ABC Corporation is condsidering an IPO. ABC has 12 million shares of common stock owned by its founder and early investors. ABC has no preferred stock, debt, or short-term investments. Based on its free cash flow projection, ABC's intrinsic value of operations is $210 million. ABC wants to raise $30 million (net of flotation costs) in net proceeds. The investment bank charges a 7% underwriting spread. All other costs associated with the IPO are small enough to be neglected in this analysis and all shares sold in the IPO will be newly issued shares. Answer the following questions.

Value of operations (VPre-IPO) $210 million
Number of existing shares (nExisting)    12 million
Target net proceeds $30 million
Flotation costs (F) 7%

1. Based on number of new shares sold in the IPO and the total amount paid by the new shareholders, what is the offer price?

- Offer price = POffer =

2. Based on total value of the company after the IPO and the total number of outstanding shares after the IPO, what is the intrinsic price per share after the IPO?

   - Price per share after the IPO = PPost-IPO =

3. Compare the pre-IPO price, the offer price, and the post-IPO price. Explain why they are similar of different. (No calculations are required.)

Solutions

Expert Solution

1. Offer price = Net proceeds/ Number of shares sold, In order to arrive at number of shares sold, it is essential to calculate pre IPO price of company's share. The pre IPO price = $210/ 12 million shares = $17.5.
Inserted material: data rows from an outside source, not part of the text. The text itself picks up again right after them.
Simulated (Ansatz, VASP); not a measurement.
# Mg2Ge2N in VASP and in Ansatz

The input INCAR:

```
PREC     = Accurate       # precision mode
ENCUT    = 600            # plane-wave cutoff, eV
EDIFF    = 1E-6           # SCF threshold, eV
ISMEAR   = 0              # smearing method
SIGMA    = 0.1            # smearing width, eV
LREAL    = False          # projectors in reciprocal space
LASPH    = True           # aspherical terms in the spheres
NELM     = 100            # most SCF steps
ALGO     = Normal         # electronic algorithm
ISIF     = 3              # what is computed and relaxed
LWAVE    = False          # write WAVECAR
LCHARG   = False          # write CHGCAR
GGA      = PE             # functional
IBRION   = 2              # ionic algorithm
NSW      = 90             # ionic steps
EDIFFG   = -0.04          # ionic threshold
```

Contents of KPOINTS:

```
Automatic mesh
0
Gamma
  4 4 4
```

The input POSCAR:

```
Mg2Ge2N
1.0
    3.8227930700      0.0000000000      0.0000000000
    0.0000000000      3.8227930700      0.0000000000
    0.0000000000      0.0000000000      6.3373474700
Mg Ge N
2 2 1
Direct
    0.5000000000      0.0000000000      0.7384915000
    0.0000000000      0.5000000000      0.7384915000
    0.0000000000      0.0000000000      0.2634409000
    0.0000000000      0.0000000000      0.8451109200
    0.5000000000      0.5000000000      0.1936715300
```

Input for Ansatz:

Shares offered = $30 million / $17.5 = 1.7142 million shares

Offer price= $30 million/ 1.7142 million shares = $17.5

2. Total value of the after IPO = $210 million + $ 30 million = $240 million

Total number of shares outstanding = 12 million + 1.7142 million shares

Intrinsic price per share = $240 million/ 31.7142 million shares = $17.5

3. The pre IPO price, offer price and Post IPO price is same and stood at $17.5. This is because shares are offered in the IPO based on the current intrinsic value per share of company's assets. After the issue of shares at the current price, same Post IPO price will remain, because money is raised in the same price and number of shares are issued based on the pre IPO price. There can be change in such prices, if the money will be raised by issue of shares at premium or discount. However, such is not the case in this problem.